Villagers fight for 200-year-old clock
BURSA - Doğan News Agency
Governor Süleyman Tapsız poses with the historic clock in his office.
A historic 150 year-old clock has caused a dispute between villagers and the governor of the southwestern province of Burdur Süleyman Tapsız. The clock was spotted by Tapsız in a mosque in the Günalan village of Burdur, and he took for his office after having it restored. The villagers, who want the clock back, have filed a suit against the Burdur Governor’s Office.
During a visit to Günalan on Aug. 4, 2010, governor Tapsız saw the broken clock in the village mosque and took it for restoration. After the restoration process, which cost 10,000 Turkish Liras, he displayed the antique clock, which dates from the time of the Ottoman Sultan Abdülhamit II, in his own office.
The locals of Günalan village sent letters to Prime Minister Recep Tayyip Erdoğan, President Abdullah Gül and Interior Minister İdris Naim Şahin to get the clock back. In the end, Tapsız sent the clock to the Foundations Antalya Provincial Directorate.
Villager Ahmet Kandemir said they had made many attempts to get the clock back, but in the end they went to the court because they could not achieve any result.

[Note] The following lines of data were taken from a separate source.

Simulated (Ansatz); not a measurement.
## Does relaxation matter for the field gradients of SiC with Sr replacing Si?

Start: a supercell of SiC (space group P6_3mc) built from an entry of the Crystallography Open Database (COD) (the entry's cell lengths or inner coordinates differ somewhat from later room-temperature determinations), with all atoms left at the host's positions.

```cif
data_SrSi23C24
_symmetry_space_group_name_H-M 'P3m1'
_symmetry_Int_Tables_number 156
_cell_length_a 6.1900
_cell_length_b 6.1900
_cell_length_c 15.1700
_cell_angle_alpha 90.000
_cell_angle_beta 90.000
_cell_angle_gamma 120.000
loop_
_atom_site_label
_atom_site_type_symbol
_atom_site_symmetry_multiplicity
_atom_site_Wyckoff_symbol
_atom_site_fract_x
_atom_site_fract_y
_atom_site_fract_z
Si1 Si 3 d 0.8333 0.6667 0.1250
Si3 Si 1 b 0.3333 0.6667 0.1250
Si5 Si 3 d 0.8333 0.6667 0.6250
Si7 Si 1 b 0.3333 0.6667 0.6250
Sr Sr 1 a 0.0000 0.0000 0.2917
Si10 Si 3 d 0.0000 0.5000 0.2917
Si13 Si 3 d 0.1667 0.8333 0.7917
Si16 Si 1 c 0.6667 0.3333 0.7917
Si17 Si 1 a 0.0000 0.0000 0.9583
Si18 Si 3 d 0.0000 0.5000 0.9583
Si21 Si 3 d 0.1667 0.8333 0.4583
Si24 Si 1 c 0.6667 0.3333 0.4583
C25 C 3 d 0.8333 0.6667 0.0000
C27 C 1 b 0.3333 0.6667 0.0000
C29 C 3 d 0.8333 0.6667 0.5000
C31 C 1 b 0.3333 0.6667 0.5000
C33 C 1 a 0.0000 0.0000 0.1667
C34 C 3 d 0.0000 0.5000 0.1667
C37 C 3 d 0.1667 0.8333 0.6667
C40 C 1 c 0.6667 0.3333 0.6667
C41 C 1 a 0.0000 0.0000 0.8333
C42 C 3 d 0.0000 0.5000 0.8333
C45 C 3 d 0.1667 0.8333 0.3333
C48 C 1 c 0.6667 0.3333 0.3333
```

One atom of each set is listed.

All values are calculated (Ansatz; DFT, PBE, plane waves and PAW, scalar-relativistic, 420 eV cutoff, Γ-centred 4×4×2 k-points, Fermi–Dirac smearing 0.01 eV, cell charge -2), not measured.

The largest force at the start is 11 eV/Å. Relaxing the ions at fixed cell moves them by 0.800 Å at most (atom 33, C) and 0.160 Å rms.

The Foundations Antalya Provincial Director Mustafa Emek said the clock had been given temporarily to the Burdur Museum. It will then be put back in the Ulu Mosque, from where it was originally taken, after security cameras have been placed in the mosque.
“We don’t know how the clock got to Günalan’s mosque. But sending it to the village again is out of the question,” he said.